Most floating point values can not be represented exactly. As a result the stored values differ slightly from the real values. With double precision, 16 significant decimal digits can be represented. That means counting from the first non-zero digit, all digits being more than 16 positions to the right are not relevant (random when printed out).
When performing now operations with floating point values, bigger errors are introduced. If you for example add a smaller value to a larger one, the resulting precision is defined by the larger one:
1.000 000 000 000 000 000
+ 0.000 000 000 000 001 xxx yyy
= 1.000 000 000 000 001 zzz
The digits marked with x and y in the above example will be lost and z becomes random (zero in the above example).
Performing more operations with the result will increase the errors. That is what you are seeing.
The only solution when the errors are too large is using a more precise number format. While
long double
might be used, you should check if it is supported on your platform. Microsoft Visual Studio for example does not use
long double
(the
long double
type is in fact a
double
).
You should also know about (and probably use) the scientifc format for floating point numbers.

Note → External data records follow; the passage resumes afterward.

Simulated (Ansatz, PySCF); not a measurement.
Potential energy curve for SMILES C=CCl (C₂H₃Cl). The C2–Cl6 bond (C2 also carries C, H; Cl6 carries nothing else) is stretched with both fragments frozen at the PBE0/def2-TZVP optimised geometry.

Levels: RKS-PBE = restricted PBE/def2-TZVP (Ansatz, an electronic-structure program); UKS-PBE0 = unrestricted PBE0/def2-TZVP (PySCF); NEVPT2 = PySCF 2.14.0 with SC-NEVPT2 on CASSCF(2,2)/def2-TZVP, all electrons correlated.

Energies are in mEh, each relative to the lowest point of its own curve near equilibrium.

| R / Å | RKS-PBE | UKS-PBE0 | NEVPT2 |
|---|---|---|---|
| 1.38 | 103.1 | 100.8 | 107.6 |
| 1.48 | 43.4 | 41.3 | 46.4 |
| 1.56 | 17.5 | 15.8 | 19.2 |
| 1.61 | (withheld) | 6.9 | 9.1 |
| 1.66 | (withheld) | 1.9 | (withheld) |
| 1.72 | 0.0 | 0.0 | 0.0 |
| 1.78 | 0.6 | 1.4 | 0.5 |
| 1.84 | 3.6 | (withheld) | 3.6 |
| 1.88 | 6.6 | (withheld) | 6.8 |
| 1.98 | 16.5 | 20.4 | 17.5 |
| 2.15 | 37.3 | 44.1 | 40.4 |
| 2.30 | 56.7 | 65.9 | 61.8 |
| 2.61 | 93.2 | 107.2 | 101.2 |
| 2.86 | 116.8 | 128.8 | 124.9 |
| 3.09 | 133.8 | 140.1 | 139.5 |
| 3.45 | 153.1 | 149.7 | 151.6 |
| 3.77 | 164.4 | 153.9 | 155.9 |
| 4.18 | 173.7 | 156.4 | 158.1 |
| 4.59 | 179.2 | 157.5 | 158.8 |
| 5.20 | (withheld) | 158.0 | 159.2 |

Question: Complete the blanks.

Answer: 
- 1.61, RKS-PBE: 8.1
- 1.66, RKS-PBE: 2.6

You can use it for example to replace the
pow()
calls:
b = 1e-15;
c = 2e-14;
d = 3e-14;
It can be also used when printing values using the
printf
function. Such output is often better readable than a lot of trailing or leading zeroes. Especially the
G
format is useful (it will use the scientific format only for small and large numbers):
printf("d: %.16G\n", d);
In the above example the precision is limited to 16 digits so that non-relevant digits won't be printed.
So you should try to use the above formatting within your program. If the results are as expected then (because non-relevant digits are not printed and the output is rounded instead), all is OK.